While I was in Cape Town, South Africa I spent a month hanging out with an organization called CHOSA (Children of South Africa). One of my projects with them was this photo story which they’ve been able to use for their fundraising.
The Children’s Committee was started by community members who saw a pressing need for low-cost, quality childcare. Since its founding, the residents of QQ Section, have continued to devote their time and energy to create a better life for their community’s youngest members. CHOSA supports the committee with ongoing grants and capacity-building services. Learn more about CHOSA’s work here. The following photos tell the story of the Educare program and the children, families, and caregivers with whom CHOSA is proud to work.

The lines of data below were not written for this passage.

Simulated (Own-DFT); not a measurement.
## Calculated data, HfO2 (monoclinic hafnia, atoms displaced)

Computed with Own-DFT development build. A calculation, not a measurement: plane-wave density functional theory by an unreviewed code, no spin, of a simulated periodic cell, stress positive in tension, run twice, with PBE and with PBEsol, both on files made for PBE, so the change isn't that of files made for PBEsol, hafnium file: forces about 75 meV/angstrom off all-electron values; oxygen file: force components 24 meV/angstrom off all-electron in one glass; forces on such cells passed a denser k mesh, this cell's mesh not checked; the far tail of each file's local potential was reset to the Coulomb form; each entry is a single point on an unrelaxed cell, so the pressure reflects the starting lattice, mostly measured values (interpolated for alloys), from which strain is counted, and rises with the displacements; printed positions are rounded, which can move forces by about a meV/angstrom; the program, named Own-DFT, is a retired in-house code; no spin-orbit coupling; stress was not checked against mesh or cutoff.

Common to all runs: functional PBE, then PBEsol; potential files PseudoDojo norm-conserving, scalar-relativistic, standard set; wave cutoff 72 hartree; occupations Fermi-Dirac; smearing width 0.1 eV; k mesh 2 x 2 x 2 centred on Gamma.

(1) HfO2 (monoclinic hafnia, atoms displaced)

Children in South Africa spend long days at the Educare. They arrive between five and six in the morning and the last children are picked up between five and six in the evening. These four are the last children from Grade R (Kindergarten) waiting to go home on a recent Friday afternoon.
Just like other children around the world, the kids at QQ Community Educare are always delighted to see their parents at the end of the day.
Nokakuthwani is the mother of Kaiser who just began attending the educare in January 2014. She loves the educare because she can tell how sincerely dedicated and loving the teachers are.
Visiting the Fihlani family confirmed the community-oriented mindset that much of QQ Section shack settlement is known for. The father in this family stopped working on his neighbor’s house for only a few minutes to pose for this photo before he went back to work. Four year-old Ivile also had to be tracked down as she was busy playing with the neighbors’ children. This family exhibited a contentment that would surprise many.
Jobs are scarce for many people living in the township. “Mama kaMbali”, mother of Mbali, has been in and out of different jobs for most of her life. QQ Section Community Educare’s low monthly tuition takes some of the stress away from of her joblessness. Monthly, most educares cost between R250 (~25USD) and R500 (~$50USD), QQ Section’s tuition is only R90 (~$9USD) for children aged 3-6 and R120 (~$120USD) for children aged 0-2.
Nomalizo has worked at QQ Section Community Educare since 2012 and she also serves as an elected committee member for the community. She says that her love for the kids makes the hard work completely worth it.
One of the ways that QQ Section Community Educare is different from other educares is that all children receive cooked breakfasts and lunches. Most educares require parents to either pack a lunch for their kids or to pay extra for meals. Providing the children with the same meals means that they are all equally equipped to learn and play during the day.
Nomalizo’s son Yama was in the first class to graduate from QQ Section Community Educare in 2009. He is now in the 5th grade.
Here, Nokwandisa is standing in the doorway to the pre-school where the 60 students arrive and leave the educare everyday. She has four children of her own and this is her first job ever at the age of 42.
Andile serves on the Children’s Committee as a talented manager of finances. He is studying accounting at a nearby college. Even though he does not have any children at the educare, Andile plans to stay involved with the QQ Section community for a long time.
Andile and Nokwandisa review the educare’s finances as they prepare for a committee meeting. The children’s committee meets together every Wednesday to make decisions as a group.
All QQ Section parents are invited to a meeting each quarter to review finances and elect new committee members. Salaries, tuition and food costs are just some components of the budget. Four new committee members were elected at this meeting for the positions of Organizer, Vice-Chairperson, Secretary and Vice-Secretary.